The Prius & American Flag Index: How to tell where you are
by Eric Lucas
The American flag is red, white and blue; but America itself has become a bicolor place. We have red states and blue states, and almost everyone knows what these terms mean after the hotly contested elections of the new millennium. If people go to the grocery store packing pistols and Bibles, for example, you’re in a red state like Nevada. If folks wear Tevas to go to the store packing canvas shopping bags with the one-world logo on the side, you’re in a blue state: Oregon, say.
But this red-state/blue-state inventory is unsophisticated, obliterating regional differences within states—even neighborhood differences within cities.

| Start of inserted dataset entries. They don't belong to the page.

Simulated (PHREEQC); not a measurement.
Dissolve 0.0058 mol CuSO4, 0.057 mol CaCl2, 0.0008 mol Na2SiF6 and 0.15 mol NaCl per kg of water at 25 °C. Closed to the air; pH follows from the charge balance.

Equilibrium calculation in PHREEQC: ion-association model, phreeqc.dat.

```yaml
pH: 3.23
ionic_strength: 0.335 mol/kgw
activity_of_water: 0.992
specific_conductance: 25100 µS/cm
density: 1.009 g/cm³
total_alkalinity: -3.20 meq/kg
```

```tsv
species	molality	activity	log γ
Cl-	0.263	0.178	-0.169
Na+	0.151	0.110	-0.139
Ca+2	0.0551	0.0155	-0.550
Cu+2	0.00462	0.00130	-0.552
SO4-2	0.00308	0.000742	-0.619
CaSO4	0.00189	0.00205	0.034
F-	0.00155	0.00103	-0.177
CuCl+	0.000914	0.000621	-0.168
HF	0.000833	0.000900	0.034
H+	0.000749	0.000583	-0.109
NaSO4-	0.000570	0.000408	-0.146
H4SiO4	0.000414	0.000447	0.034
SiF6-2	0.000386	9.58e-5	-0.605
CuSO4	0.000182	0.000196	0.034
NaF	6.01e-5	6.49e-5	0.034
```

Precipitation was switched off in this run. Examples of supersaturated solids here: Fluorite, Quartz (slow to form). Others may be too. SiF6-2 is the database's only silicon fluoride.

Few states are “redder” than Arizona, for instance, which is attempting to quell illegal immigration by requiring police officers to check citizenship papers. But within Arizona are many quite liberal places—Tucson and Flagstaff, whose City Councils voted overwhelmingly to challenge the law in court.
What’s a savvy traveler to do? It’s important to know the nature of the place you are visiting. If you’re on a car trip, for example, should you remove the Obama sticker on the bumper (someone once did this for me, with a screwdriver, in a very red place) and replace it with a 30.06 in the rifle rack? Or, conversely, should you put on Tevas instead of Nocona gator-hides?